Re: proposal for expanded & consistent timestamp types

Zoltan Ivanfi Tue, 08 Jan 2019 05:36:05 -0800

Hi,

> ORC has long had a timestamp format. If extra attributes are needed on a 
> timestamp, as long as the default "no metadata" value isn't changed, then at 
> the file level things should be OK.
>
> more problematic is: what would happen to an existing app reading in 
> timestamps and ignoring any extra attributes. That way lies trouble


Maybe it would be best if the freshly introduced more explicit types
were not forwards-compatible. To be more precise, it would be enough
if only the "new" semantics were not forwards-compatible, it is fine
if older readers can read the "already existing" semantics, since that
is what they expect. Of course, this more fine-grained control is only
possible if there is a single "already existing" semantics only.
Whether that's the case or not depends on the file format as well.

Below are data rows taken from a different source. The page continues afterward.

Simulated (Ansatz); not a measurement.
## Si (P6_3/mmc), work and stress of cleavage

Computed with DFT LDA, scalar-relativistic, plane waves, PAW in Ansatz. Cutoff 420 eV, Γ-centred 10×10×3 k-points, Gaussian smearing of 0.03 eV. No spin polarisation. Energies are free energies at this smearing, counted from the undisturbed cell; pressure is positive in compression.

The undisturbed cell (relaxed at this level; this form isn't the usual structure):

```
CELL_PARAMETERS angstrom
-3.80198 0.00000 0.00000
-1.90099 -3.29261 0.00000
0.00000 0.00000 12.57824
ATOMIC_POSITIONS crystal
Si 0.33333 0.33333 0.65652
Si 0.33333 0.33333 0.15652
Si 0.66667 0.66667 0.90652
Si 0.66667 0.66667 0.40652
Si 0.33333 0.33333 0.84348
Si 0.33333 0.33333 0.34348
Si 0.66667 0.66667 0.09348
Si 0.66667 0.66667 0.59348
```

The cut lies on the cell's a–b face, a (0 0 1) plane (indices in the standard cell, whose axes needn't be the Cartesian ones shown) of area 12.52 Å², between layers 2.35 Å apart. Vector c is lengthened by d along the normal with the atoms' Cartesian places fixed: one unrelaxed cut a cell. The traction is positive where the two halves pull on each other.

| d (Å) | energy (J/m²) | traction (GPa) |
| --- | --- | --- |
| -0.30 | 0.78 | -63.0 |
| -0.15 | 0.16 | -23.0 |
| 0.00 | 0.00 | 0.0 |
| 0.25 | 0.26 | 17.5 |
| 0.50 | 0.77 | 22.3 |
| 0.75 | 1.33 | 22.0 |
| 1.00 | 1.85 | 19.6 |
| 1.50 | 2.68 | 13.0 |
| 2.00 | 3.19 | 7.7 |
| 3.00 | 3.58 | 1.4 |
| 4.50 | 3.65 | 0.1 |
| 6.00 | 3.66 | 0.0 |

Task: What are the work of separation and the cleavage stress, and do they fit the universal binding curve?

> Talk to the format groups sooner rather than later

Thanks for the suggestion, I will write a small summary from that
perspective soon and contact the file format groups. I have Avro,
Parquet and ORC in mind. Any other file format group I should contact?
I plan to reach out to Arrow and Kudu as well. (Although strictly
speaking these are not file formats, yet they have their own type
systems as well.)

> What does Arrow do in this world, incidentally?

Arrow has a bit more options than just UTC-normalized or
timezone-agnostic. It supports arbitrary timezones as well:

/// The time zone is a string indicating the name of a time zone [...]
///
/// * If the time zone is null or equal to an empty string, the data is "time
/// zone naive" and shall be displayed *as is* to the user, not localized
/// to the locale of the user. [...]
///
/// * If the time zone is set to a valid value, values can be displayed as
/// "localized" to that time zone, even though the underlying 64-bit
/// integers are identical to the same data stored in UTC. [...]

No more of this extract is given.